Flashing a GRESATEK Smart WiFi Light Switch with an ESP8285 chip (or Joso, or Lyasi, or DLX Control Solutions, DLX-KS602)

A friend bought some of these from Amazon.  I figured out how to flash custom firmware and thought I’d share.  It’s similar to a Sonoff switch, but there are some important differences.

It has a a row of vias/holes for a 4 pin header (top left of middle picture above) like the Sonoff and the ESP-201 boards.  You can flash the chip through that header, but compared to the Sonoff and the ESP-201 boards, the TX and RX are reversed on this board!  I flashed with the Arduino software, setting the board to ‘generic ESP8285 board’, and I selected ‘1M (64K SPIFFS)’.  The switch can be flashed by powering it with 3.3V through the 4 pin connector – disconnect the 120V before doing this.  As with all ESP chips, GPIO 0 has to be held low when powering up, to go into flash mode.  I did this by using fine tweezers to short the top half of R6 to the bottom half of C15 like this:

Clipboard01

So then, the blue WIFI led is controlled by GPIO 13. The LED is on when the IO is LOW.

The relay and the bulb LED are controlled by GPIO 12 – they are on when IO is HIGH.

The capacitive touch switch is connected to GPIO 0 and the IO goes low when touched.

Good luck!

There more discussion about hacking these switches here:  https://community.smartthings.com/t/lyasi-wifi-wall-switches-sonoff-plus-ewelink-cloud/

12 thoughts on “Flashing a GRESATEK Smart WiFi Light Switch with an ESP8285 chip (or Joso, or Lyasi, or DLX Control Solutions, DLX-KS602)”

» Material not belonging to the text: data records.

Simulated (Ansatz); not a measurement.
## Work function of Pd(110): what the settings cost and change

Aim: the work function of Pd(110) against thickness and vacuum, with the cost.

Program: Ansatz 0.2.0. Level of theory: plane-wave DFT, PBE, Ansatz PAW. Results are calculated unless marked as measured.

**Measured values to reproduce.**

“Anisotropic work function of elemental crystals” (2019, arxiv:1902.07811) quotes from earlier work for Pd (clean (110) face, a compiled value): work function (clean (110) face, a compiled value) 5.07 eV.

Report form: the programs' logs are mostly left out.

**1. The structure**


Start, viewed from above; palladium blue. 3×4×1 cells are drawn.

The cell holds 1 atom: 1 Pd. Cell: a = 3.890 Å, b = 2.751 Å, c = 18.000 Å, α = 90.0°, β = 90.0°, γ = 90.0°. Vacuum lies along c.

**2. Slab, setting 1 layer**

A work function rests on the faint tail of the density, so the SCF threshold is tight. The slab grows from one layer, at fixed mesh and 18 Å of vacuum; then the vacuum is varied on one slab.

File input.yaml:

  1. Thank you I was trying to find if it used the esp chipset and was going to try and figure this out, saved me some time. Going to set up some 3 way switch lighting. Flash them use a rule in openhab so when the state changes on two remotes it switches the main

    Like

    1. Oh yeah, nice. 3-way switching would be nice. It’s not expensive to include the option in these switches, so I wish they would just do it. Or at least sell a 3-way version that cost an extra 50 cents…. How’d yours work out?

      Like

    1. If you flash the chip, you can certainly include OTA. I included OTA in the the code I used to flash mine, and now I can update the code with the switch in place. The firmware just needs to include code to allow for OTA. I believe stock sonoff switches include a proprietary OTA option which someone reverse engineered. I’m not aware these switches have any updating option in the stock firmware.

      Like

  2. which firmware are you using, I flashed it with the basic sonoff ESP from smartthings website, but the touch button
    doesn’t work, only through the app.

    Like

    1. Hmm, that’s surprising. I wrote my own code that i’m using, but I’d think the sonoff code would work. The sonoff (basic version, anyway) button is GPIO0, and this capacitve button is connected to GPIO0 as well.

      Like

  3. Does someone knows how to turn off the wifi led indicator once its setup and working. I cant sleep with those two bright blue lights in my face.

    Thank you!

    Like

    1. Did you flash the chip or are using it the way it came? If you didn’t flash custom firmware, I don’t think you disable the lights. You could block the light by taking it apart and removing or covering the leds with tape.

      Like

      1. I got a couple of these switches (pretty sure they are the same – I’m not doing what you all are by putting custom f/w on them) and when trying to put in to wifi setup mode, they seem to display a blink code. If I record the blink code, would someone be able to explain what it means? It’s not changing my decision to return them to Amazon, I just really want to know what the blink code means.